Sajid Dar: 'Need to make our sacrifices count'

A day prior to India’s opening match at the AFC U-19 Championship 2017 qualifiers against Iran, head Coach Sajid Dar spoke about the ‘tough’ opponents, the philosophy, India’s chances and much more.

The India U-19 team before a training session in Hanoi.   -  AIFF

Keeping an eye on the future, the Indian U-19 women’s team has quite a few girls from the recently concluded AFC U-16 Championship. A day prior to India’s opening match at the AFC U-19 Championship 2017 qualifiers against Iran, head Coach Sajid Dar spoke about the expectations, the ‘tough’ opponents, the philosophy, India’s chances, a look back at the 30-day camp and much more.



Excerpts

What are your expectations from the championship?

The girls want to give their best. We are playing against tougher opponents and honestly we just can’t blindly say that we will beat them. We are aware of our limitations but we will be playing to our strengths. We look forward to display some good brand of football against tougher teams.



But what do you expect from your ‘tough opponents?’

We have not seen them play as much as they haven’t seen us play. So it’s hard to predict. But given the pedigree of the teams whom we will play, I can say they will be coming out all guns blazing. They may be stronger than us but no team in this world is unbeatable. We need to have the self-belief to compete against good teams. We are taking one match at a time and right at this moment we are thinking solely about Iran and hope to get a good result against them.



You have working with this bunch of 17-year-olds who have been away from their families for long. What exactly goes on in their mind?
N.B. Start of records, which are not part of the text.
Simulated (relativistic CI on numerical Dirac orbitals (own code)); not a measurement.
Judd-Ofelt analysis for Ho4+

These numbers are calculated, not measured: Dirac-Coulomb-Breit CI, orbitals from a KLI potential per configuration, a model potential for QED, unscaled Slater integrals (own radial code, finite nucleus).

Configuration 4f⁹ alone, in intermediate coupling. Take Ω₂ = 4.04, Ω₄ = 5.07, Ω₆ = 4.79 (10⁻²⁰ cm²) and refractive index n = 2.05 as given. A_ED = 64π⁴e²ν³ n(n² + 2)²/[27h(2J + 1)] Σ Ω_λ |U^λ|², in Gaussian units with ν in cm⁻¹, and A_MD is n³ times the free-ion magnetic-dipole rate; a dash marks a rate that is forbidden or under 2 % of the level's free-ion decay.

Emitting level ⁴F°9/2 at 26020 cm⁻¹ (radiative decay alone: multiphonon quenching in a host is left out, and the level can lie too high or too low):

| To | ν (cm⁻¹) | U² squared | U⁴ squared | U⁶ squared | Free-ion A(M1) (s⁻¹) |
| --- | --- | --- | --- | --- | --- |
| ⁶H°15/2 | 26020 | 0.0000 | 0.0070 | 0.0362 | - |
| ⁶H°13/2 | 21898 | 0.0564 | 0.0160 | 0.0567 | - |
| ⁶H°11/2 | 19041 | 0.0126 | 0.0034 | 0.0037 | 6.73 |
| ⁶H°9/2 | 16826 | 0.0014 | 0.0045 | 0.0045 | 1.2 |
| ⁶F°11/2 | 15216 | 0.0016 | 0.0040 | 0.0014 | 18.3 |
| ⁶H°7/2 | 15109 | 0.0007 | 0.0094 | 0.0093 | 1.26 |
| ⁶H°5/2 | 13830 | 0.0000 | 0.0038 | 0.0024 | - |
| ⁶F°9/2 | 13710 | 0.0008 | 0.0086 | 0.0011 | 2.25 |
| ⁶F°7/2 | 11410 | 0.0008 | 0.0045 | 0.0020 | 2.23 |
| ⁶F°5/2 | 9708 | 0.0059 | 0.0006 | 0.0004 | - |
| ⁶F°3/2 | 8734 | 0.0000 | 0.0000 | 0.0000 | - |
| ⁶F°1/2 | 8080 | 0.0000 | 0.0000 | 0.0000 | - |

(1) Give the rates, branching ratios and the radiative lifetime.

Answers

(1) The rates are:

We have always tried to create a friendly atmosphere in the camp. The girls did not feel homesick for the last month or so and that in itself is a big motivation for us that we have done our job well. Certainly it’s tough on their part. We flew from Delhi on the night of the Diwali and I’m sure that given a choice they may have wanted to be at home. But that’s what international football is all about. It’s about your sacrifice. They need to make it count.



You have two days to settle down in Hanoi prior to your first match. What exactly did you stress on?

The first day just whisked past and we used as a recovery session. It was an overnight flight from Delhi and the girls have to adjust fast into the new time zone. The second day will be our main session in Hanoi prior to our first match and we will be having meetings with players and discussing about the strategies which we would be employing. There’ absolutely no time to relax and we need to stay focussed right from the time we landed to those 90 minutes in the two respective matches.



You proceeded to Hanoi after a month-long camp. What did you do in the camp?

The primary objective was to improve on our fitness levels. Thereafter, as per our philosophy we started working on the areas. The intent is to play attacking football and not give away easy chances to our opponents.



Was 30 days enough?

Not really! Apart from the girls from Manipur, we had to begin from scratch with all the rest. They had proceeded to the camp without doing any footballing work prior to joining the camp. So we had to spend extra days to get back all in shape and attain the fitness levels. We played some practice matches against local boys' teams.



How did the girls respond in the practice matches?

The commitment on display was exemplary. As we would be playing Iran and Vietnam, both tough opponents, we wanted the girls to play against a physically superior batch. So we organised practice matches against the U-19 boys team from Ahmedabad. The experience will help us a lot as we move forward.



What’s the composition of the squad like?

We have five girls from the last batch who played AFC U-19 Championship in Jordan two years back. We have also roped in some U-16 girls who played the AFC U-16 Championship a couple of months ago in China. It’s all with an eye on the future.